Good day!
I'am using EVMC6678L
I have a trouble with performance of complex multiply( working with float)
for example:
#define N_ 2048
#define M_ 192
#pragma DATA_ALIGN(bufA, 8);
#pragma DATA_SECTION(bufA, "SHARED_MEM");
float bufA[M_][N_*complex_size];
#pragma DATA_ALIGN(bufC, 8);
#pragma DATA_SECTION(bufC,"SHARED_MEM");
float bufC[M_][M_*complex_size];
......
DSPF_sp_dotp_cplx(&bufA[0][0], &bufA[0][0], N_, &bufC[0][0], &bufC[0][1]); tooks about 1.04 cycles per iteration (one complex multiply, when i'am using precompiled library, expected performance about 0.75-0.8 cycles (from TI test benchmark))
but for solving my task i have a bit change source code of this function (changes _complex_mpysp to _complex_conjugate_mpysp)

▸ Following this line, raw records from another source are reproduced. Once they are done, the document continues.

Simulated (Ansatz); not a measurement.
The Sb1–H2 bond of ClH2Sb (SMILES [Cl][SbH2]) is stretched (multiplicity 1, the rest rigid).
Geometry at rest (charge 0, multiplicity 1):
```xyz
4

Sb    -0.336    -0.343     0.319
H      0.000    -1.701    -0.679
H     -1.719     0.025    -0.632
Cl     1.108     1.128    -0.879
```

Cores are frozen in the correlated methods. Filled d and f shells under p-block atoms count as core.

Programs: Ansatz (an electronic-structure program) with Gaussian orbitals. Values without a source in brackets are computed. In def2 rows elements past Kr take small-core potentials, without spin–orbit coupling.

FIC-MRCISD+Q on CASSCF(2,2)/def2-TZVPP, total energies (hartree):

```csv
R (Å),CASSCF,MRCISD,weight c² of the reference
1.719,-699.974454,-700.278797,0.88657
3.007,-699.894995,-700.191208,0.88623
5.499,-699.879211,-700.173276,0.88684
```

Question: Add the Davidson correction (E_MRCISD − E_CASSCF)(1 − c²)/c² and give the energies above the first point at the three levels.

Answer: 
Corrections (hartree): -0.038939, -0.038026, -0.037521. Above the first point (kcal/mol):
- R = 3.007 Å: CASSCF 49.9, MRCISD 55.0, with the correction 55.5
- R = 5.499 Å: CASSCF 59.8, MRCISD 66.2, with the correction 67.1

running from source(not from lib) its took 2.56 cycles per iteration (optimization -O2 and -O3), such result was taken for original source code of DSPF_sp_dotp_cplx
So, main question, could you explain how to correct build optimized code? Another way - rebuld overall dsplib with my changes, but i don't know how to do this.
Thanks!